In retrospect, I believe the author of the test required me to pick the rectangle that had four window-squares neatly tucked up close to each corner of the main house-shape; a door, standing at the middle and bottom of the house-shape; and the upright chimney-rectangle positioned on top of the roof but slightly to one side. A classic child's drawing of a house, in other words.
Unfortunately, the author of said question perhaps hadn't anticipated it being answered by a kid obsessed with Marvel Comics and classic science fiction who admired not only the range of architecture evident in films like Logan's Run or Forbidden Planet, who not only held a special place in his heart for the underground lair of the Mole Man, an early nemesis of the Fantastic Four, but had also created several line drawings in the past of his own preferred abode, namely a continental truck-sized mobile home with caterpillar wheels, two levels, a roof-mounted observation bubble, and a tidy little fusion reactor for power where the engine should have been.
I picked a different house for my answer. Not the wrong answer, you understand; another answer. I knew they wanted me to pick the 'right' house, but I was already far too contrary and disinterested in other people's ideas of the right way to do things.

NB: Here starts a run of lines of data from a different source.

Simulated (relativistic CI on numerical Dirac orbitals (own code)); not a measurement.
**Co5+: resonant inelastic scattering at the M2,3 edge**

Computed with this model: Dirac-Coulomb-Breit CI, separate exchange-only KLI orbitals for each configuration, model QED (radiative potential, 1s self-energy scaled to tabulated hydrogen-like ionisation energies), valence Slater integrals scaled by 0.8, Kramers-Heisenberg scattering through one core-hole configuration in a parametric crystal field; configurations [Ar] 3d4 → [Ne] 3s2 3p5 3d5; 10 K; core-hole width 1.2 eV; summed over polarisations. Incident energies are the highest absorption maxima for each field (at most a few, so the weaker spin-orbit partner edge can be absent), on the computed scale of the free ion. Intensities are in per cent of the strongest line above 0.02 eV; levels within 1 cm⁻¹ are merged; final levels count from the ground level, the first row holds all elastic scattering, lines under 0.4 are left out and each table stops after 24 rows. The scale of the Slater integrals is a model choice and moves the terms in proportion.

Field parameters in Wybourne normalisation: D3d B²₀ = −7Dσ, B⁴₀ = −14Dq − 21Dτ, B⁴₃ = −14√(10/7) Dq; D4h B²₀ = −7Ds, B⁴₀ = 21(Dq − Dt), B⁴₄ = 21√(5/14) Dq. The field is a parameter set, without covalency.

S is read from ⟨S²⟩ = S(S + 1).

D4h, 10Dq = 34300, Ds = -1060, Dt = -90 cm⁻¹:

I picked the one with three windows, running in a diagonal line from the top left corner of the house-shape to the bottom right, with the front door squeezed in between the bottom right window and the very edge of the house-shape. My reasoning was simple; obviously the house was open-plan (a personal favourite), with an open stairwell running from one end of an attic-space that had been opened up for a second bedroom down to a front door to one side of the building, while interior dividing walls had been replaced and the supporting columns integrated into the general look-and-feel of the interior space. This struck me as a much more interesting place to live.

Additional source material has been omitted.